If you’ve ever sifted through the pre-owned section of your local games store, or scrolled through the seemingly endless video game listings on ebay, you know just how little value we as people place on old sports games. Every year like clockwork, developers and publishers push out a new version of their sports simulator, while the old versions are traded in to get yellow stickers slapped on the front of them and are sold for a dime a dozen. It’s a sad sight, but one that’s inevitable when you consider how quickly rosters become outdated, and how much money there is for companies that revise them. It’s the way of the world.

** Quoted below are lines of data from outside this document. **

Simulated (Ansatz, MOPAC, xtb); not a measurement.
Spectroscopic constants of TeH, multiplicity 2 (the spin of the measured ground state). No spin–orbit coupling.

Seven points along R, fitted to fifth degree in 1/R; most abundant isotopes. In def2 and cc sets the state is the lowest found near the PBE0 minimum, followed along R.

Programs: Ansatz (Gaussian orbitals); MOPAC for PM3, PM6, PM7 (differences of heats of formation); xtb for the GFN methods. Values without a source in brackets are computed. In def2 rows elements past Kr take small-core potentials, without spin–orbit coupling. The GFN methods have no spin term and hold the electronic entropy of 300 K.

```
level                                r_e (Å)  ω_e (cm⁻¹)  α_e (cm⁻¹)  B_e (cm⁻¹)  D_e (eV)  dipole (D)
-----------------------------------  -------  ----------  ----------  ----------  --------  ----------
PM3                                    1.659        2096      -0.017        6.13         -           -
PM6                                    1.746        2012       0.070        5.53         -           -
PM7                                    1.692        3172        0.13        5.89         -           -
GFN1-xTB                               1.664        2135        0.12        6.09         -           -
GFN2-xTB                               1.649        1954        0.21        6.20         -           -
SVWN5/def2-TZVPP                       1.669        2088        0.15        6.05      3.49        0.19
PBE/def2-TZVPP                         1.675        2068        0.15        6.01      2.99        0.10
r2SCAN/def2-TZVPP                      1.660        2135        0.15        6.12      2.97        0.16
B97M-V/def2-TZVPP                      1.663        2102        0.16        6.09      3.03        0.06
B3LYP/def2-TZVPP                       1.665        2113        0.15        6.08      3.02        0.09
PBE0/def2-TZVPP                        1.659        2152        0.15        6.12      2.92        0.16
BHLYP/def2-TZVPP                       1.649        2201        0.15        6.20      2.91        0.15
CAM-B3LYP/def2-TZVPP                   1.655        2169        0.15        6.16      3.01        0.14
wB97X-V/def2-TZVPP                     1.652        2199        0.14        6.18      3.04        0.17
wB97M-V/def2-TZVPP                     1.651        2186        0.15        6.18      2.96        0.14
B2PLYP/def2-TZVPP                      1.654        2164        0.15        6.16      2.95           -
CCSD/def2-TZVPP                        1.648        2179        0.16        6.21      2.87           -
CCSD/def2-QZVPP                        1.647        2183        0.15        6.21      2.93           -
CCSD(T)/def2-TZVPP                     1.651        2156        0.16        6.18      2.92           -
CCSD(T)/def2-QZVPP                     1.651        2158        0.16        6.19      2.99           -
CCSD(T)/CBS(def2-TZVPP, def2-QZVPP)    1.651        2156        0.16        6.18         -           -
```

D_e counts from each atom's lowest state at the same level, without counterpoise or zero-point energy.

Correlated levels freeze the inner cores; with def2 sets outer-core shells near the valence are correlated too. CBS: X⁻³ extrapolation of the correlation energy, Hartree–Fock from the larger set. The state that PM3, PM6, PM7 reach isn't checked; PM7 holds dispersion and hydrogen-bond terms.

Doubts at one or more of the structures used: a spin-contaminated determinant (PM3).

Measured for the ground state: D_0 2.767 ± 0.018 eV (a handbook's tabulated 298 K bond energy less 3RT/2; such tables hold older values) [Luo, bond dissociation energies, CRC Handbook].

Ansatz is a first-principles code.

But as historical records I am fascinated by these obsolete pieces of plastic. Aside from giving us the ability to recall and replay our favourite sporting moments with our favourite athletes, it also gives us an insight into multiple unrealised realities. They are the version of reality driven by enormously complex algorithms, based on estimations of any particular athletes’ perceived strengths and weaknesses in any given year. These old games are at the very least a piece of history and tangible realisation of sentiments around players and teams in that year. But if you think about the potential behind these enormous mathematical machines they are so much more. And it’s all in the numbers.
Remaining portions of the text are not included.